Court upholds man's convictions for murdering four aspiring musicians on Bourneside Street

The Supreme Judicial Court today upheld Calvin Carnes's four consecutive life terms for killing the four men in a basement recording studio in 2005.

"We discern no reason to order a new trial or reduce the convictions of murder in the first degree to a lesser degree of guilt," the state's highest court concluded in its ruling.

Carnes was convicted in 2008 of repeatedly shooting Jason Bachiller, 20, Jihad Chankhour, 22, Edwin Duncan, 21, and Christopher Vieira, 19 in Duncan's recording-studio basement. An accomplice, Robert Turner, pleaded guilty to being an accessory after the fact and was sentenced to 13 years in prison.

Carnes's lawyer listed several reasons for the court to order a new trial for him, but chief among them was the claim his constitutional right to a fair and speedy trial was denied because the trial judge did not declare a mistrial during complicated jury deliberations that saw an increasingly frustrated jury tell the judge it could not reach a verdict.

The jury seemed to deadlock several times, the judge agreed to dismiss two jurors who had prior travel arrangements and to seat two alternates. The jury then reported it was deadlocked again, 11-1. When the judge learned from prosecutors that one juror had lied on her jury questionnaire (she did not disclose her ex-husband had a criminal record or that she had sought restraining orders against him), she dismissed that juror and appointed another alternate. The next day, the jury convicted Carnes of the four murders.

However, the Supreme Judicial Court rejected Carnes's argument that the judge should have declared a mistrial rather than continuing to allow the deliberations. The judge, the court ruled, was correct in determining the jury had not finished "due and thorough" deliberations at each point it sent a note to the judge or when the judge dismissed jurors because the case against Carnes involved 11 indictments, and more than 60 witnesses and 200 exhibits over a three-week trial, which is not something that can be easily sorted out quickly.

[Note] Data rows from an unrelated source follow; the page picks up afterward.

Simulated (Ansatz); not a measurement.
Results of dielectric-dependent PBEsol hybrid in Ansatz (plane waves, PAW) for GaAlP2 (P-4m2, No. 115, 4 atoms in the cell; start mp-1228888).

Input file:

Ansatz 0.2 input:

And the justices also rejected the argument that prosecutors had no business looking into the juror's lies once the deliberations began. The court said prosecutors learned "benignly" of the woman's lies - a victim witness advocate recognized her in the courtroom - and that the judge did nothing wrong in dismissing her. Still, because of this case, the justices said that in the future, prosecutors will have to get a judge's permission before looking into a juror's background once deliberations have begun.